In the process, however, Langham and colleagues have set up what they hope will be powerful tools not only for conducting focused monitoring efforts, as the State of the Birds report does. The tools used to project the rise in unfavorable climate regimes also suggests the future locations for favorable regimes, which can inform habitat-conservation efforts.

Yet Langham cautions that climate alone doesn't ensure the success of birds that can shift with their preferred climate regime. They can migrate faster than the plants or animals on which they rely for food, and so might try to occupy a new range before it could support them.

In other cases, the newcomers might become invasive species in their own right.
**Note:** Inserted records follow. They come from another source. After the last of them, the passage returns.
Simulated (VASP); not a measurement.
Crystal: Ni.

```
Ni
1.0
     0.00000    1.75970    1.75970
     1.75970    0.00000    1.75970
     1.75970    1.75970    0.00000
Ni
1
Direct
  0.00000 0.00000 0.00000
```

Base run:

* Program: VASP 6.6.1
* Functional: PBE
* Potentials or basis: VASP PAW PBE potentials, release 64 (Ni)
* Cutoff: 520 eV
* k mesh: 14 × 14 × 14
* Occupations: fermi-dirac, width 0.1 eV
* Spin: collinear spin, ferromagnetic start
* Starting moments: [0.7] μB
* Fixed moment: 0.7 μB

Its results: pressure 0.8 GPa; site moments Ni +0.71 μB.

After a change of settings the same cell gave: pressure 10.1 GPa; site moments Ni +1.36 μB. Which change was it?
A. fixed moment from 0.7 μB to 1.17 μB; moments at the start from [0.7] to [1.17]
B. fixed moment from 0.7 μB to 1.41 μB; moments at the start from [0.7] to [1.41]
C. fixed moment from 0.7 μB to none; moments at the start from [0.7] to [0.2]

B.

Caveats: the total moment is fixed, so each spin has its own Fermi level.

For instance, the Mississippi kite is a raptor that breeds in colonies along the Gulf of Mexico. Its climate regime is projected to march north into the US heartland.

"If it is able to occupy that, it could expand its range dramatically, almost 2,000 percent" compared with today's range, Langham says. The bird feeds on small vertebrates – lizards, for instance, or other small birds. Will it satisfy its appetite at the expense of other species that are native to the heartland but struggling to exist?

Beyond their attempts to inform conservation decisions, the pair of studies have political value, says David Mizejewski, a naturalist with the National Wildlife Federation in Reston, Va.

Birding and an appreciation for these descendants of dinosaurs cut across political divides, he says. They are more immediate for more people than polar bears or penguins.

With the threat of species losses, either as direct fatalities or through shifts in ranges, looming with the destruction, fragmentation of shifts in habitat ranges, Dr. Mizejewski says, "Reports and studies like this are really important ... in trying to get people to focus on the issue of climate change and the impacts it's having."

[Editor's note: The original version identified Ken Rosenberg incorrectly.]